Is this something fundamentally different to effective mass meff (if = inertial mass mi) differentials? Can it apply to a cascaded series arrangement of OP - i.e. are we talking just a one-shot inner-to-outer radius PD, or actual emf around cascaded structure? Because best I can tell, impossible to get an emf via centripetal effects without it breaking those conservation laws. Now if it turns out meff does equate to mi, that would be real interesting!
 
  • #12
Ok, another simplified setup: Make a single loop, orthogonal to the disk. This way, we do not have any movement in phi-direction. In equilibrium (current, electron density & potentials), conservation of angular momentum (in particular: the component orthogonal to the disk) enforces a constant spinning rate. Therefore, with a finite resistance, we cannot have a constant current inside.

The discussed effect would be present in this simple setup, too, but we cannot get a potential here. Therefore, the original setup should not have a potential either.
However, I do not know how to explain that in terms of electron density. We would need different situations at inner vs. outer connection, which depends on the potentials? Looks strange. But we have quantum mechanics, so a potential-dependence is indeed possible.
 
  • #13
mfb said:
Ok, another simplified setup: Make a single loop, orthogonal to the disk. This way, we do not have any movement in phi-direction.
Meaning I take it with loop on centrifuge periphery, and loop major axis tangent to periphery of disc it's mounted on. That does side-step conservation of momentum issue it's true, but still implies 'free energy' since it's now 'even more impossible' for any energy balance - assuming we are talking having an emf in loop circuit.
In equilibrium (current, electron density & potentials), conservation of angular momentum (in particular: the component orthogonal to the disk) enforces a constant spinning rate. Therefore, with a finite resistance, we cannot have a constant current inside.

The discussed effect would be present in this simple setup, too, but we cannot get a potential here. Therefore, the original setup should not have a potential either.
Potential difference, or emf? If only the former, any initial centripetally generated PD likely rapidly neutralized via charge redistribution. Which is how I believe it works for a bar electret. Unlike for a bar magnet where free magnetic charges do not exist. For an emf none of that matters.
However, I do not know how to explain that in terms of electron density. We would need different situations at inner vs. outer connection, which depends on the potentials? Looks strange. But we have quantum mechanics, so a potential-dependence is indeed possible.
Are we still talking effective/inertial mass differences in circuit, or something else?
 
  • #14
Q-reeus said:
any initial centripetally generated PD likely rapidly neutralized via charge redistribution.
That is my point. We cannot get a permanent current. However, a voltage difference in the original setup would allow to get a permanent current in my setup, therefore we cannot get a voltage difference in the original setup.

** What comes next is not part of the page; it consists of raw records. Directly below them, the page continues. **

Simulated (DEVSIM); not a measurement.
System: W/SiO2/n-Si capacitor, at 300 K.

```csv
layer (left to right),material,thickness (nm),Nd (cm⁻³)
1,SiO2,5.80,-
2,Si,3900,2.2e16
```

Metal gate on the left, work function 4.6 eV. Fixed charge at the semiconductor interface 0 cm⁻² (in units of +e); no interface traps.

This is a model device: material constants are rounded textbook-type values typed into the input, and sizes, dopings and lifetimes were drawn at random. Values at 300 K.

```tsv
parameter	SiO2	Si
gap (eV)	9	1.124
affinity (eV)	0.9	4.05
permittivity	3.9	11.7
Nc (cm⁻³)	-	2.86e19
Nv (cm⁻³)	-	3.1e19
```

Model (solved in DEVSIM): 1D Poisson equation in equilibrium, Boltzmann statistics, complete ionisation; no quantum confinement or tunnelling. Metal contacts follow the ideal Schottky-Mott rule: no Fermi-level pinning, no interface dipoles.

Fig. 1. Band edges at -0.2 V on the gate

Are we still talking effective/inertial mass differences in circuit, or something else?
Effective mass, band structure and electron density.
 
  • #15
mfb said:
That is my point. We cannot get a permanent current. However, a voltage difference in the original setup would allow to get a permanent current in my setup, therefore we cannot get a voltage difference in the original setup.
Not exactly sure what you mean here, but a circuital emf is ruled out in either setup if conservation of energy applies. Given I can see no mechanism to oppose a net emf if mi were to vary similarly for meff with material, this basically says mi is fixed at m0, or we have exciting 'new physics'. No bets on that one.
Effective mass, band structure and electron density.
Knowing so little about effective mass, decided to check out Wiki here
When an electron is moving inside a solid material, the force between other atoms will affect its movement and it will not be described by Newton's law. So we introduce the concept of effective mass to describe the movement of electron in Newton's law. The effective mass can be negative or different due to circumstances. Generally, in the absence of an electric or magnetic field, the concept of effective mass does not apply.
Which suggests it does not have any actual linkage to inertial mass mi as suspected. Also highly directional in many crystals - although averaged value for polycrystaline materials still can markedly vary from usual mass. Maybe an actual experiment would show some kind of linkage between meff and mi, but all in all I'd say dim prospects for OP.
 
  • #16
The "effective" mass is the one that, combined with the force, decides acceleration, so it is the "inertial" mass. And since inertial and gravitational masses are identical until we abandon Relativity, the "effective" mass is the "gravitational" mass as well.

Because mass has no other effect known to me, I say the "effective" mass is the mass.
That is what I meant in the first message with:
called "effective" (as if the vacuum mass were ineffective)

This interpretation may be somewhat disturbing, but is the only consistent one I imagine.

I wanted first to observe gravity's action on electron mass, but centrifugal force gives a bigger signal. Though, if one came to observe a signal due to centripetal acceleration but rule out one due to gravitation, that would be closer to the Nobel suggested in Q-reeus' message.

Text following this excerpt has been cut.